Today's Washington Post Online reports on a Southern Baptist prayer campaign and get-out-the-vote effort designed to get more Christians to the polls and more "godly Christians" elected to office. Read the full article here. From the article:
the election of more "godly Christians," for God to "help churches find
ways to help Christians get to the polls" and for public officials to
be protected "from the attacks of Satan." . . .
"Our vision statement is an American society that affirms and practices
Judeo-Christian values rooted in biblical authority," [The Rev. Richard Land, Director of the Southern Baptist Ethics & Religious Liberty Commission] said.
"America will be better off if people who are voting are seeking God's
A few brief critiques. As my three loyal readers know, I'm an avid advocate for the separation of church and state. The problem I see with this campaign is not that it involves Christians praying for government leaders – that's something we Lutherans do every week in our Prayers of the Church – but that it seeks to help Christians vote and to elect "godly Christians" to office. Their whole campaign is predicated upon the wrong belief that if the government is chosen and run by Christians, our nation will be better off. Its a move toward theocracy, and its (unintentional?) consequence is to devalue the role of non-Christians in society and in government. In a pluralist society, in a theological anthropology that acknowledges the sinfulness of humans (even the sinfulness of "godly Christians"), and in a faith perspective that teaches Christians to honor and love our neighbor, a narrow Christian-focused prayer and voting campaign is very dangerous.
We Lutherans are inheritors of a Two Kingdoms theology that teaches that God works both in the Kingdom of the World and in the Kingdom of God. Luther (ineloquently, to our modern ears) stated that he would rather be governed by a smart Turk than a dumb Christian. That is, the faith of the leader is much less relevant than the leader's ability to govern with integrity and wisdom.

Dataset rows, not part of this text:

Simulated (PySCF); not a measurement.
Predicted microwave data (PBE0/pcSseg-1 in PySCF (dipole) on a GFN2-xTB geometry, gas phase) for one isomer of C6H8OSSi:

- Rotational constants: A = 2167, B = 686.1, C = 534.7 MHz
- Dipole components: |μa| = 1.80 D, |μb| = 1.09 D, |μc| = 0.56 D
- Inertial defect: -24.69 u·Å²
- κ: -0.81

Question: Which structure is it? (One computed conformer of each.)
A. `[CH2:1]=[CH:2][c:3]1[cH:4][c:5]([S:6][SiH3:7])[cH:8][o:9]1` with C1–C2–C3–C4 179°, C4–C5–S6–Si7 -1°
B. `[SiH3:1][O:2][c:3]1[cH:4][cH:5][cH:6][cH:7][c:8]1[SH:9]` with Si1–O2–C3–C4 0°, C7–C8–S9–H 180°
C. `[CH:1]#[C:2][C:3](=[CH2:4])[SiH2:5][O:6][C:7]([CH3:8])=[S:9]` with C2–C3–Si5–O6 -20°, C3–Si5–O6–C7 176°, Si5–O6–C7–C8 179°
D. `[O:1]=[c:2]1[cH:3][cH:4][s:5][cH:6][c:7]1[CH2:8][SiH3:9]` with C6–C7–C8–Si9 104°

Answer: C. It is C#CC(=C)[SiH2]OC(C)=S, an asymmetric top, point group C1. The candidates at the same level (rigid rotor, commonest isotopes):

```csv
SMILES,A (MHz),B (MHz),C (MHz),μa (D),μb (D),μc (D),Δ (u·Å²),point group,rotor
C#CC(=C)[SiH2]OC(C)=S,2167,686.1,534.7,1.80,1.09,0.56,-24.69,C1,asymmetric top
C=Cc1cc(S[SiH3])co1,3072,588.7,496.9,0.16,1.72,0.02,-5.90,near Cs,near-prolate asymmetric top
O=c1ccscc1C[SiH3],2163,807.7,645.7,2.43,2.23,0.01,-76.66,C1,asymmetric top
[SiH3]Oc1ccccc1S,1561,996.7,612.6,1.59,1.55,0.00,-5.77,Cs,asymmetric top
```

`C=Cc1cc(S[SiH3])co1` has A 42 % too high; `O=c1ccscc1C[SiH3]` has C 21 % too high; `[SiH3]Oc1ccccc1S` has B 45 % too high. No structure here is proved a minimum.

Of course, the idea that Christians would promote a "Christian" government is alien to the New Testament. Since its earliest days and for more than three hundred years, Christianity was a minority religion that suffered alienation (at best) and persecution (at worst). It is a religion whose central defining moment is the brutal state-sponsored execution of a rejected religious leader. Martyrdom was a common experience for the early Christians.
Yet in the midst of such pressure, the early Christians taught respect for the (non-Christian) governing authorities. "Let every person be subject to the governing authorities; for there is no authority except from God, and those authorities that exist have been instituted by God" (Romans 13:1). Peter tells us in 1 Peter 2:17 to "honor the emperor." And of course Jesus taught that we should give to Caesar what is Caesar's, and to God what is God's (Matthew 21:22). These passages promote a respectful approach toward a government in which Christians neither have nor seek a privileged place. This stands in contrast to the faith-based, power-grab kind of divisive religious politics that too many on the Right practice today.
Another critique of this prayer/voting campaign: do Jews ever speak of "Judeo-Christian" values? I've only ever heard Christians (conservative Christians, at that) use this term, and I wonder if it represents an attempt by majority Christians to claim a broader mandate for their narrow social agenda. By using the term "Judeo-Christian" conservative Christians imply that their social agenda is in keeping with the Jewish people today and with the Jewish tradition spanning several thousand years. This seems terribly arrogant, if not worse.